Back to California

SB-279 • 2026

Solid waste: compostable materials.

Solid waste: compostable materials.

Enacted

This bill passed the Legislature and reached final enactment based on the latest official action.

Sponsor
McNerney
Last action
2025-10-11
Official status
Chaptered by Secretary of State. Chapter 651, Statutes of 2025.
Effective date
Not listed

Plain English Breakdown

The candidate explanation includes a claim about the Department's ability to further increase limits, which is implied but not directly supported by the provided official source material.

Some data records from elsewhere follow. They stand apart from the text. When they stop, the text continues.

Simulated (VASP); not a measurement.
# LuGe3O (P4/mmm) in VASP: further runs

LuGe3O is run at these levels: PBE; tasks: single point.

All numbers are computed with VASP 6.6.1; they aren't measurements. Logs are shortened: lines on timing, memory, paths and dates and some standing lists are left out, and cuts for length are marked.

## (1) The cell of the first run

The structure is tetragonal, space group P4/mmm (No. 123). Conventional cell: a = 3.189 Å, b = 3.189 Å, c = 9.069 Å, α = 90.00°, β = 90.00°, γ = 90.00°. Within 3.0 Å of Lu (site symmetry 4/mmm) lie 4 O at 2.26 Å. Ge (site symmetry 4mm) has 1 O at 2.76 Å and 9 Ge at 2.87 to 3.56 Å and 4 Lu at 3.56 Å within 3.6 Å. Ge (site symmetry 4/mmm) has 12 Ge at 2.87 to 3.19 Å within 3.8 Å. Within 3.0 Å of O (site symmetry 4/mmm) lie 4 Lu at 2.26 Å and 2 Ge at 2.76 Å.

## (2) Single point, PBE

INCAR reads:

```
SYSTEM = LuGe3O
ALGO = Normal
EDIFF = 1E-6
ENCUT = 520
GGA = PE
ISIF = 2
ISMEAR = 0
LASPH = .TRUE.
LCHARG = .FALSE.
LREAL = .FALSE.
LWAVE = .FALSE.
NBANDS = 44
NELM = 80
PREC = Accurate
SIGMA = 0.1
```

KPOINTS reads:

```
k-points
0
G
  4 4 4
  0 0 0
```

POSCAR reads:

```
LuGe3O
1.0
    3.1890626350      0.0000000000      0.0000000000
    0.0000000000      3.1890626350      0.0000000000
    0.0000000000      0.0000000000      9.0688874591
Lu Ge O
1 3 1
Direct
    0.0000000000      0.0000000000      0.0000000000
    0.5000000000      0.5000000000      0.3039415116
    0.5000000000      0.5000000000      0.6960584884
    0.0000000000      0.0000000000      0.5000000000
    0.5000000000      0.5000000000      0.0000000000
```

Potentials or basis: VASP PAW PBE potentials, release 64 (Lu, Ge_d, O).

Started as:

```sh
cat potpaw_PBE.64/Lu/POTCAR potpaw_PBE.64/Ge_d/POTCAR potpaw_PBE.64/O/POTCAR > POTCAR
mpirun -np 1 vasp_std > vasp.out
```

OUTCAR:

Compostable Materials: Exemptions and Regulations

This law changes the rules for composting by removing square-foot limits on exempted activities, increasing volume allowances for private operations and public agencies, adding large-scale biomass management events as an excluded activity, and raising annual giveaway or sale limits.

What This Bill Does

  • Expands the amount of compostable material that can be handled without a permit from 100 cubic yards to up to 200 cubic yards for private operations and up to 500 cubic yards for public agencies.
  • Removes the square-foot limit on exempted composting activities.
  • Adds large-scale biomass management events at agricultural facilities as an excluded activity.
  • Increases the annual amount of compost that can be given away or sold from 1,000 cubic yards to up to 5,000 cubic yards.

Who It Names or Affects

  • People who handle compostable materials for private operations.
  • Public agencies involved in large-scale biomass management events at agricultural facilities.
  • The Department of Resources Recycling and Recovery, which oversees regulations on composting.

Terms To Know

Compost
Decomposed organic material used as a soil conditioner or fertilizer.
Tier
A level of regulation for composting operations, each with different requirements and restrictions.

Limits and Unknowns

  • The exact limits on the amount of compost that can be given away or sold may change based on future regulations by the Department of Resources Recycling and Recovery.
  • This law does not specify an effective date for when these changes will take place.

Bill History

  1. 2025-10-11 California Legislative Information

    Chaptered by Secretary of State. Chapter 651, Statutes of 2025.

  2. 2025-10-11 California Legislative Information

    Approved by the Governor.

  3. 2025-09-16 California Legislative Information

    Enrolled and presented to the Governor at 3 p.m.

  4. 2025-09-09 California Legislative Information

    Assembly amendments concurred in. (Ayes 40. Noes 0. Page 2712.) Ordered to engrossing and enrolling.

  5. 2025-09-08 California Legislative Information

    In Senate. Concurrence in Assembly amendments pending.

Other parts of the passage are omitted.